Beale St. Bound

By Kevin Wierzbicki  |  Photography Credits: All hotel photos: Courtesy of Hyatt Centric.
Beale Street Christmas shots: Photography by Frank Chin.

Holiday or any day, the party’s on in Downtown Memphis.

It’s not hard for a music fan to find good times in Memphis, Tennessee. The city is home to places like the legendary Sun Studios and Graceland, both of which offer peeks into the life and career of the late King of Rock ‘n’ Roll, Elvis Presley. But if you really want to let loose and have some fun only one Memphis destination will do: Beale Street.

With the opening of the new Hyatt Centric Beale Street Memphis earlier this year, the first-ever hotel right on Beale Street, revelers now have a classy new headquarters that’s just steps from the fun.

Beale Street, located in Downtown Memphis, has been a hive of Southern music and culture for more than a century. But tourists might not have wanted to hang out there 100 years ago when the area was a hotbed of gamblers, pickpockets, prostitutes, and voodoo practitioners. About the only thing that Beale Street of the 1920s has in common with today’s Beale Street is that the blues players are still recognized as Memphis royalty. Without their continued presence, Beale Street in modern day would likely be just an ordinary stretch or road filled with mundane businesses and not a place where locals and visitors alike can find dozens of unique venues, anchored by the world famous B.B. King’s Blues Club.

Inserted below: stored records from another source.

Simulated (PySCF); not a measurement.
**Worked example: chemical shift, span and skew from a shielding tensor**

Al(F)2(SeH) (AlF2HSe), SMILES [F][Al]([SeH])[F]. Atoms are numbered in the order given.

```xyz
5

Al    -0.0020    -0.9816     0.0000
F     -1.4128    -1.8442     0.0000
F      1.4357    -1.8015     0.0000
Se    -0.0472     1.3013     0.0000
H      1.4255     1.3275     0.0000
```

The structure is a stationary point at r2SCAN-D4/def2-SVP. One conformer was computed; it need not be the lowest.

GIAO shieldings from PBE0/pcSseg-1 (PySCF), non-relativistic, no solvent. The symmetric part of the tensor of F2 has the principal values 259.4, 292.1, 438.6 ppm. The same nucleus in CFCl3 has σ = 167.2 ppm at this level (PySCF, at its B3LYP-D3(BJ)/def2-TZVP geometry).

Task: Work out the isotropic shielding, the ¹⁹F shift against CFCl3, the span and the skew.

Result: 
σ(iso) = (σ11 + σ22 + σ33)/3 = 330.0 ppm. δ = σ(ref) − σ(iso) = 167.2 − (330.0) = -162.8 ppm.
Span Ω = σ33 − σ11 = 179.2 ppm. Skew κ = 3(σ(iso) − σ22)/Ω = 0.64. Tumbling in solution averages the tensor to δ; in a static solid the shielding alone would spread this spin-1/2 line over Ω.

Live blues music is the main Beale Street hallmark, and many visitors come to hear it at B.B. King’s Blues Club where they can also chow down on another Memphis specialty: mouthwatering barbecue. King’s is just one of the places to hear live blues music on Beale Street; fans can also boogie down at Jerry Lee Lewis’ Café and Honky Tonk, Club Handy, Blues Hall Juke Joint, Rum Boogie Café, and Silky O’Sullivan’s, which is housed in a building that was around way back in the bad old days of the Memphis strip.

Also on Beale are one-of-a-kind eateries like BBQ joint The Pig on Beale, soul food restaurant Miss Polly’s Soul City Café, Blues City Café where you can “dance your meal off” to live music, and for wrestling fans, Jerry Lawler’s Hall of Fame Bar & Grill.

Perhaps the most unique of venues on Beale Street is Tater Red’s Lucky Mojos and Voodoo Healing where, unlike those untamed days of yore, there will be no hexes or nasty spells cast.

For those who want to learn about where the music they love came from, a visit to the Memphis Rock ‘n’ Soul Museum is a must. Visitors will see a selection of Elvis Presley’s stage outfits and one of B.B. King’s guitars, but the displays go much deeper than that. Self-guided tours of the museum feature in-depth commentary heard on headsets as visitors navigate through “the complete Memphis music story,” including the Smithsonian Institute-created “The Birth of Rock ‘n’ Soul” exhibit. Tours begin with a short film, after which museum-goers can move through the exhibits at their own pace, which likely will be slow enough to marvel at the memorabilia that came directly from the musicians themselves.

“Memphis has historic sites and a lot of tourists come for Graceland and Sun Studio, legendary places where rock and soul exploded,” says John Doyle, the executive director of the Memphis Rock ‘n’ Soul Museum. “But Beale Street is pretty much the backbone of the whole thing.”

Doyle offers a vivid snapshot of the nascent Beale Street music scene. “Beale Street was a social and entertainment district for African Americans in the early 1900s and music was a part of it,” Doyle says. “We always call it ‘the home of the blues’ but actually on Beale Street jazz was performed in clubs and blues was performed on the street. Blues was considered a lower form of music.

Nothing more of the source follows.